Pedagogy and expert practitioners
Pedagogy informs and shapes the ways that students are taught, drawing upon theoretical research as well as responding to the individual contexts and needs of learners.
Teachers are the experts at the heart of our whole-school approach to pedagogy. They are expected to convey knowledge, nurture a love of learning and promote educational debate and dialogue. They meet these expectations by drawing upon detailed subject knowledge and by establishing learning environments where students are engaged and challenged. They must demonstrate the skilful use of well-chosen questions to check and consolidate learning whilst enabling students to reflect upon what they have learnt. Finally, they must hold students to account, both for the work they produce and their approach to learning.

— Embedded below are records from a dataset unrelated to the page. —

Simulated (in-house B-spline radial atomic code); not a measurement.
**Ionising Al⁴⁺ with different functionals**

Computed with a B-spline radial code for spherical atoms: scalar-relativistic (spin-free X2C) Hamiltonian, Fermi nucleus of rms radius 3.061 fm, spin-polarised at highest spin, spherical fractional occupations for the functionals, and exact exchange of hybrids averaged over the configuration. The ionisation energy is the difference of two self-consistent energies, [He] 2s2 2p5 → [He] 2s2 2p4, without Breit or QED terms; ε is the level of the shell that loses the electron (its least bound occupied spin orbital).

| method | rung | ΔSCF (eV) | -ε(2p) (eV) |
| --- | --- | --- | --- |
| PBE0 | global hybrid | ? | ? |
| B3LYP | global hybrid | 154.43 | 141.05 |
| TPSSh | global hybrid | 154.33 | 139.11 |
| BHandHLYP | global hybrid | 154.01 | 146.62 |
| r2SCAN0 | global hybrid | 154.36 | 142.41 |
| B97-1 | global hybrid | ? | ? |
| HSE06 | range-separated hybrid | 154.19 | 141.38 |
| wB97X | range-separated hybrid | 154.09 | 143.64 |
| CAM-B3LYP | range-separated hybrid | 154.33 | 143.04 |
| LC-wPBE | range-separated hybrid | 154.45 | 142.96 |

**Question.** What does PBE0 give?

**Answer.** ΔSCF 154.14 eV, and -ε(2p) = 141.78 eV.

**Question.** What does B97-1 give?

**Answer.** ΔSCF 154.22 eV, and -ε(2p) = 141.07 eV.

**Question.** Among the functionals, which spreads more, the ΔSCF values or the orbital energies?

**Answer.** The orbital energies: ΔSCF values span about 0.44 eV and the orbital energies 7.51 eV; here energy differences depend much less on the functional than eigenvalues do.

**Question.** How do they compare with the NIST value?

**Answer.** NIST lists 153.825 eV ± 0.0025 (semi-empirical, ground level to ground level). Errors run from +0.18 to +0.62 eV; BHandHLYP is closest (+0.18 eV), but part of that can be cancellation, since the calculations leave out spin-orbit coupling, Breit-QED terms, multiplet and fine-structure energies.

Curriculum philosophy and our approach to pedagogy
Our curriculum philosophy reflects this view of pedagogy and the importance of teachers as expert practitioners. The philosophy is founded on a wealth of theoretical research as well as the study of cognitive psychology, and this has enabled us to identify specific pedagogical techniques that will inform our teaching. Some examples of these include:
- Minimising distraction through the use of simple visual resources. These sources of information should be presented individually in order to allow students to retain knowledge.
- Restricting the use of group work so that student concentration can be maximised. Whilst small group and independent problem solving can be effective, these methods should be used to consolidate existing knowledge rather than as a vehicle for making discoveries.
- ‘Disrupting’ the process of recall and transfer through the use of different learning strategies (e.g. audio/visual aids, differentiated pairings, changing seating etc). It has been shown that periodic changes to the delivery of teaching can promote the long-term acquisition of knowledge.
Pedagogy needs to be considered when designing a programme of study. The following principles have informed the design of our curriculum:
Spiral curriculum - This is a curriculum model that gradually builds in difficulty by revisiting information and adding challenge (moving from concrete to abstract thinking). This approach can support lesson preparation as well as medium and long-term planning.
Spaced learning - Information stored in the working memory is lost within 30 seconds if it is not rehearsed. With spaced learning, material is reviewed and revised at intervals in the lead up to exams and assessments, as opposed to being condensed into a brief period of revision. Key techniques include:
- Encouraging students to set aside blocks of time throughout each week, and during this time, instructing them to use practice tests related to a range of newer and older knowledge.
- Returning to the most important concepts repeatedly across days, weeks and months.
Interleaving – This is a variation of ‘spaced learning’ whereby subject content is delivered in an integrated rather than sequential way. This is most effective during problem solving exercises and when related topics are linked (interweaving).
It is important to consider common misconceptions in current pedagogical thinking. There is a fundamental need for ‘novices’ to be given full instructional guidance when they are exposed to new content, rather than requiring them to ‘discover’ essential knowledge and skills for themselves. ‘Discovery learning’ has four main flaws:
- Only the most able students can truly ‘discover’ knowledge for themselves.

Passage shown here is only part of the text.